This essay was published in the Observer, 24 December 2017, under the headline ‘A Britain of common values was always a myth. By arguing, we shape ourselves’.
What links the results of the Catalonia elections last week with the row in Britain over the proposed new blue passport? The one is the latest expression of the polarised character of electorates, the other of the way that the most arbitrary, irrelevant issues can become the focus of intense political controversy. Neither polarisation nor conflicts over arbitrary issues is new. But both have become defining features of our times.
Nations today seem divided down the middle on critical issues – whether Catalonia over independence, Britain over Brexit or America over Donald Trump. This is not just a western phenomenon. A week ago, Cyril Ramaphosa won the election for the ANC leadership by the narrowest of margins – 2,440 votes to his opponent Nkosazana Dlamini-Zuma’s 2,261. Earlier this year, the referendum called by the Turkish president, Recep Tayyip Erdoğan , to extend his powers approved the measures by 51% to 49%. Every electorate seems divided and uncertain.
Many see in such polarised nations societies that no longer possess a sense of common values and so have little material with which to bind themselves together. The consequences, many fear, are more unstable societies with governments that lack authority among large sections of the electorate and a political system open to exploitation by extremists, especially far-right extremists.
From a historical perspective, though, contemporary polarisation does not seem particularly acute. Go back a generation. Is Britain more polarised now than it was in 1984, at the height of the miners’ strike? Today, newspapers might describe judges, of whose decisions they disapprove, as ‘enemies of the people’. Then, it was government ministers who called striking miners ‘the enemy within’. The full force of the state – from the police to propaganda – was mobilised to crush the strike, leading to mass invasions of mining communities, bloody confrontations, as at Orgreave, tens of thousands arrested and a Britain far more divided and embittered than it is today.
Or, as fractious as America is today under Trump, is the nation more divided than it was in the mid-1960s, when its major cities were in flames as black protesters confronted a deeply racist state, and when anti-Vietnam protests so inflamed the authorities that National Guardsmen gunned down student protesters at Kent State University?

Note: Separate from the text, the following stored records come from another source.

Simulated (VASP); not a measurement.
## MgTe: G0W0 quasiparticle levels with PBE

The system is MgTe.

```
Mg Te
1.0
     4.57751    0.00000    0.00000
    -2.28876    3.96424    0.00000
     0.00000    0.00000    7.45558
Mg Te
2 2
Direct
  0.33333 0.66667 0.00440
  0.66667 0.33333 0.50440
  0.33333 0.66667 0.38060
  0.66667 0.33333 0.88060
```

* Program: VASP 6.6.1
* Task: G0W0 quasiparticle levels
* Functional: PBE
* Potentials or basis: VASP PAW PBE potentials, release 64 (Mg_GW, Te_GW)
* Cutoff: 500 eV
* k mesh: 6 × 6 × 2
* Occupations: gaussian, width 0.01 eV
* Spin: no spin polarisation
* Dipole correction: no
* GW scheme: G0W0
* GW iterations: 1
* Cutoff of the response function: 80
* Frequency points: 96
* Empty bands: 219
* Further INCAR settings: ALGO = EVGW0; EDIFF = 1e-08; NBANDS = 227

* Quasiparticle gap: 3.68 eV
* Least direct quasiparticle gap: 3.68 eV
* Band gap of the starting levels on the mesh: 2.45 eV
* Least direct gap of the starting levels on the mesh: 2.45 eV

It is a myth to imagine that societies in the past had an undisputed vision of the common good that bound them together. Societies have always been fractured and fractious and values always contested. What is different today lies not in the way we look at our commonalities, but in the way we look upon our differences.
Politics is, by definition, divisive. It divides society along ideological grounds and demands that people take sides on fundamental issues. In the past, the political divisions by which people made sense of the world, and positioned themselves in it, were defined primarily by left and right. Today, as the left/right divide has eroded, so political frameworks are often shaped less by ideology than by identity. People find their place in the world today less through categories such as ‘liberal’ or ‘conservative’ or ‘socialist’ or ‘communist’ than ones such as ‘Scottish’ or ‘European’ or ‘Muslim’ or ‘white’. Even when people talk of being ‘liberal’ or ‘conservative’, or a ‘Brexiter’ or ‘Remainer’, they are often talking as much of cultural identities as of political viewpoints.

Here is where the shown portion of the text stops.